5 common mistakes that novice investors make

Expert Advice with Kate Forbes 20/03/2017

A common misconception is that property investing is easy.

In fact, many people falsely believe that they can buy any old piece of real estate, then sit back and watch their wealth grow.

In reality, successful property investment requires a number of skills as well as the right education.

Even when I started out investing I made mistakes along the way, but I learned from them and continued on my path to investment success.

So, to help you start out with a better chance of being a long-term property investor, here are five common mistakes that I’ve seen novice property investors make.

1) Not taking action
Some beginners neglect to take action because they're still searching for that magical secret that is going to make it start raining deals but in my experience the real secret is plain old hard work!

Many other would-be investors are paralysed by too much “analysis” or even that their offer might actually be accepted.

Others give up too easily when they’re not successful in buying the first one or two properties that they submit offers on.

Whatever the reason, not taking consistent action is a sure way to fail at anything.

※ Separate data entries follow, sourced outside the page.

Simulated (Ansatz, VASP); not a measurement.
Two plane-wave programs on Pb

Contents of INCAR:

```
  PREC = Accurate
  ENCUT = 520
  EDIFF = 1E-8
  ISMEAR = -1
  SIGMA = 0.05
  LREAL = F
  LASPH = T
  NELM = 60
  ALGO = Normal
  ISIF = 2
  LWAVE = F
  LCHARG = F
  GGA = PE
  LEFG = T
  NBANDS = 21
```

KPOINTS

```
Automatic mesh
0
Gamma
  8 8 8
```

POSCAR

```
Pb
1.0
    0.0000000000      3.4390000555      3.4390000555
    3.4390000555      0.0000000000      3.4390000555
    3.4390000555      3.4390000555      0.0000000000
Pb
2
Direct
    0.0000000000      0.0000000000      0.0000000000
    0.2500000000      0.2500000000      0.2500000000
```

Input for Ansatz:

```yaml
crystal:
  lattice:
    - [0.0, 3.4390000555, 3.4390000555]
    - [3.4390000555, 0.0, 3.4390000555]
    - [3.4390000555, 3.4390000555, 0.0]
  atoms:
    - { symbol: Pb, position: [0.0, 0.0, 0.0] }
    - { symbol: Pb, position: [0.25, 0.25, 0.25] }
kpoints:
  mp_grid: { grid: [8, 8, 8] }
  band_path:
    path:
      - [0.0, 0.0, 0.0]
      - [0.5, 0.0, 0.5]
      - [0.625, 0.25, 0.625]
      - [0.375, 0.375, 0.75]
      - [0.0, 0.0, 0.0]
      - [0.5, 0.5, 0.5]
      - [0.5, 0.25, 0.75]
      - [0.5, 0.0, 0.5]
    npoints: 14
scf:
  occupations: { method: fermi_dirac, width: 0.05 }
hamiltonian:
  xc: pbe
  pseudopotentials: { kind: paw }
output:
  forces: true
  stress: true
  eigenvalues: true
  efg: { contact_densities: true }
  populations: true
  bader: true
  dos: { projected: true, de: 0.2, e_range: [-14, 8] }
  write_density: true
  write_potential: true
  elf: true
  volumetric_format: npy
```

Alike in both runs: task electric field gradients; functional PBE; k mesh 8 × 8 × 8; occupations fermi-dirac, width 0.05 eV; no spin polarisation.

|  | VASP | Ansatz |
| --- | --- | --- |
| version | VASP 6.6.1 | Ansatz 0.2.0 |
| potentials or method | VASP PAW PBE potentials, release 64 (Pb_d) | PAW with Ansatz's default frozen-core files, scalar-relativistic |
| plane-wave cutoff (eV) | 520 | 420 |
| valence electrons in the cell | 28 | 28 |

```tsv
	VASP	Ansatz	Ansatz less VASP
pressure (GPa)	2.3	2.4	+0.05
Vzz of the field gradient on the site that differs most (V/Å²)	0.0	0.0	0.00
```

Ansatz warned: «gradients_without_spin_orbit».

In the end, persistence is what leads to success and the more we persist, the closer we get to our dreams.

2
) Having unrealistic expectations
In my experience, most novice real estate investors have unrealistic expectations.

Because they are inexperienced in property investing they just don’t understand the ins and outs of what’s required to purchase and then hold property over the long-term.

It may be about the amount of repairs a property needs, the time it takes to complete a project or the profit they should get from a deal.

Usually their expectations are either too high or too low.

They may think they’ll get more rent for their property than what’s achievable in the current market or they don’t keep money aside for vacancies or urgent repairs.

Experienced investors understand the importance of planning for the unexpected.

This way, when things don’t go as planned it’s not the end of the world and won’t break their bank balance or their property investment dreams.

3) Being impatient
One of the most important factors in property investment is time.

The longer you hold a property, the more capital growth you are likely to achieve and the more wealth you will be able to generate.

But it can take a while for novice investors to see positive results when starting out and many lose patience long before the real growth starts.

You can’t expect to immediately find deals and make money.

In fact, it may take a number month to even get your first deal.

It’s important to remember that it often takes many years for most businesses to get to a point where they make steady and reliable profits and property investing is no different.


4) Not concentrating on quality deals
This is one of the biggest mistakes I see novice investors make, especially after they have done a few deals.

After they have some success, they begin to focus too much on quantity instead of doing quality deals.

I’d rather own six quality properties that will achieve above average capital growth than 12 affordable properties that are unlikely to grow much at all.

For some reason, avoiding the temptation to focus on quantity is a principle that most investors have a hard time accepting, perhaps because their natural inclination is to do more.

Whatever the reason, novices must learn that investing is an activity in which "staying busy" is not always smart.

And in my experience, sometimes, the best deals are the ones you don't do.


5) Being uneducated
Learning is such an important part of any success and this is especially true for property investment.

You always need to remember that real estate investment is like a business and you need to educate yourself continuously to have the best chance of long-term success.

It’s much easier and less costly to educate yourself than to make mistakes in the real world.

Some novices even complain that the books, courses or seminars promoted by real estate experts are too expensive.

I guess that depends on where you stand, but to me, they seem cheap compared to what I know can be earned and what I know you can lose in the real estate game.

Perhaps to a novice, though, they may seem expensive but as the saying goes, “If you think education is expensive, try ignorance.”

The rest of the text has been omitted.